To find cost effective routes that are able to meet the fuel/time constraints using the Intelligent Transportation Systems in VANETS

Abstract

The use of real-time information in Intelligent Transportation Systems (ITS) in particular Vehicular Ad hoc Networks (VANETs) has the potential to improve traffic conditions and reduce travel delays by facilitating better utilization of available capacity. These systems exploit currently available and emerging computer, communication, and control technologies to monitor, manage, and control the

transportation system. They also provide various levels of traffic information and trip advisory service to system users, service providers, so that travellers or drivers can make timely and informed travel decisions. The success of ITS technology deployments is heavily dependent on the availability of timely and accurate estimates of prevailing and emerging traffic conditions. As such, there is a strong need for a “traffic prediction system”. The needed system is to utilize advanced traffic models to analyze data, especially real-time traffic data, from different sources to estimate and predict traffic conditions so that proactive strategies can be implemented to meet various traffic control, management, and operation objectives. Vehicular Ad hoc Networks are an envision of the Intelligent Transportation Systems. Vehicles communicate with each other via Inter-Vehicle Communication (IVC) as well as with roadside base stations via Roadside-to-Vehicle Communication (RVC). The optimal goal is that vehicular networks will contribute to safer and more efficient roads in the future by providing timely information to drivers and concerned authorities.

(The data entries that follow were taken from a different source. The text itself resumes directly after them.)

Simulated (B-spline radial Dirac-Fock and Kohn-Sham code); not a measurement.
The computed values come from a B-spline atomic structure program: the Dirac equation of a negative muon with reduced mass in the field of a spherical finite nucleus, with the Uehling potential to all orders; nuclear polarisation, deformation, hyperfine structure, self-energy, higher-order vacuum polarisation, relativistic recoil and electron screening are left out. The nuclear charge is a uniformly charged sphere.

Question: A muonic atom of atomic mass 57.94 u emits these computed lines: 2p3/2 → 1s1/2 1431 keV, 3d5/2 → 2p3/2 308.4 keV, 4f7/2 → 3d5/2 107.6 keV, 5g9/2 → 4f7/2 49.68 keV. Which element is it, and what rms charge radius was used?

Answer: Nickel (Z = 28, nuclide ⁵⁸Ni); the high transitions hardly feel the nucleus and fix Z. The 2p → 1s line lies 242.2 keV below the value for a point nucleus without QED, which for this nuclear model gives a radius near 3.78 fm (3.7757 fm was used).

The aim of this research was to develop an embedded system that would utilize the real-time information found in Intelligent Transportation Systems through the use of VANETs. This system was simulated using the C++ language and a combinatorial optimization algorithm was used to find cost effective routes from source to destination that would be able to meet the fuel or time constraints. By using these system drivers and other users would be able to make informed decisions to choose the feasible route based on the fuel or time required around the path/road from its current position to destination. The proposed embedded system is simple and can easily be developed and adapted to run in any environment that uses VANETs.

This research provided the foundation of developing a future embedded system that can be used in Vehicular Ad Hoc Networks for real road traffic situations.